# A heuristic for finding the vector that is maximally distant from a set of vectors

I have two sets of vectors: A and B. I want to find the vector Bi in set B that is maximally distant from the vectors in set A, either by average distance or closest distance. I know that I can accomplish this by comparing every vector Ai in A with every vector Bi in B, but that will be very costly. It is acceptable for the solution to be approximate. Is there a heuristic algorithm that can solve this problem more efficiently?

• Another related question. Oct 9 '21 at 18:53
• @PålGD The dimension-space is potentially unlimited. O(nlogn) would be acceptable. Oct 9 '21 at 20:07

Just to answer with some ideas.

If you have too many dimensions, you can use the Johnson–Lindenstrauss lemma to reduce the dimensions while keeping distances approximately the same (some $$\epsilon$$ away from original distances).

You can find a 3-approximation for the point in $$B$$ that is farthest away from any point in $$A$$ (pick any $$b' \in B$$, then find an $$a \in A$$ that is farthest away from $$b'$$, and then pick a $$b \in B$$ that is farthest away from $$a$$). This should be a 3-approximation for the farthest $$A$$-$$B$$-points.

However, you want to minimize the point in $$B$$ farthest away from all of $$A$$, so maybe you can try to find the centroid $$c(A)$$ and find the point in $$B$$ that is farthest away from $$c(A)$$? Note that this only works if most points in $$A$$ are close to $$c(A)$$. You can also try to remove outliers first.

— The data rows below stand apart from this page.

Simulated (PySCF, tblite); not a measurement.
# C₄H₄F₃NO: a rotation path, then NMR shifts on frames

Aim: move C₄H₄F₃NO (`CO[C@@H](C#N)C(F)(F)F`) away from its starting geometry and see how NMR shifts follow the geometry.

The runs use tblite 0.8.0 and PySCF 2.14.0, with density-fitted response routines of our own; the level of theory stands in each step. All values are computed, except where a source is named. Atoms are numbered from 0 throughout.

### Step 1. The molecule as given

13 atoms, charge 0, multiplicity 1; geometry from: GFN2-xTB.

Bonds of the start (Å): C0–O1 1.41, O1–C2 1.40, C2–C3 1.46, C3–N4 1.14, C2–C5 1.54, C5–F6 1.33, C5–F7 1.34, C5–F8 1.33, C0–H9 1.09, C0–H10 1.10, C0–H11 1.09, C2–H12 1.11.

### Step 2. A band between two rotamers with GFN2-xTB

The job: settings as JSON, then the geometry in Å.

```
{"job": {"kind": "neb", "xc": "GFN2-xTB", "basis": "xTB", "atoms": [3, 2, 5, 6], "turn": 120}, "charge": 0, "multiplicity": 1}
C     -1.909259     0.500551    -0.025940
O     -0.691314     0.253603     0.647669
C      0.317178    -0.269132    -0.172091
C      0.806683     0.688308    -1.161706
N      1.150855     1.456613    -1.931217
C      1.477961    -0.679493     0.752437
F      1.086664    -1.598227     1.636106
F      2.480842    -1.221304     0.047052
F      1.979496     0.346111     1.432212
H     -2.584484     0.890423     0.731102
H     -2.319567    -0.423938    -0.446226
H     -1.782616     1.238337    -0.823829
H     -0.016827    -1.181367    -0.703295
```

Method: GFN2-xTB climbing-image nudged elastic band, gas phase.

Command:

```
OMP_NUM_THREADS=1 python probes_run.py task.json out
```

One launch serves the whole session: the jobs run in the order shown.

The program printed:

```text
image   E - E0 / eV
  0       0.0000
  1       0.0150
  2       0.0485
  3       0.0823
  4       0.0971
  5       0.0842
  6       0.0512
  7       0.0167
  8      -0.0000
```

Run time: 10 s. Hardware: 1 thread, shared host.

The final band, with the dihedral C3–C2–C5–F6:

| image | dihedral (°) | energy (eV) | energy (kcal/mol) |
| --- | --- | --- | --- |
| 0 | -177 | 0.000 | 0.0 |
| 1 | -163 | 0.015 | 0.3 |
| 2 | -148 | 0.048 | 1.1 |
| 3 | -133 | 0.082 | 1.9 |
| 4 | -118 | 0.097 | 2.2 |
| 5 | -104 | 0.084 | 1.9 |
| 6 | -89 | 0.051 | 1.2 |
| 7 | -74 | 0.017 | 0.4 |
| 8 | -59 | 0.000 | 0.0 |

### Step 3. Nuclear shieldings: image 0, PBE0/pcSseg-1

A randomized approach could be to choose e.g. a constant fraction of the points in $$A$$ and perform the centroid algorithm, and repeat as many times as you see fit. Or you can choose, say $$\log |A|$$ many points in $$A$$ and find the point in $$B$$ farthest away from this set. Repeat as many times as you can.

These are all suggestions where we don't know anything about $$A$$ and $$B$$. How are they generated? Do they follow some probability distribution? If you use the knowledge you have about these sets, you will very likely get better algorithms.

Finally, you can see if you can use a $$k$$-d tree to come up with a better algorithm.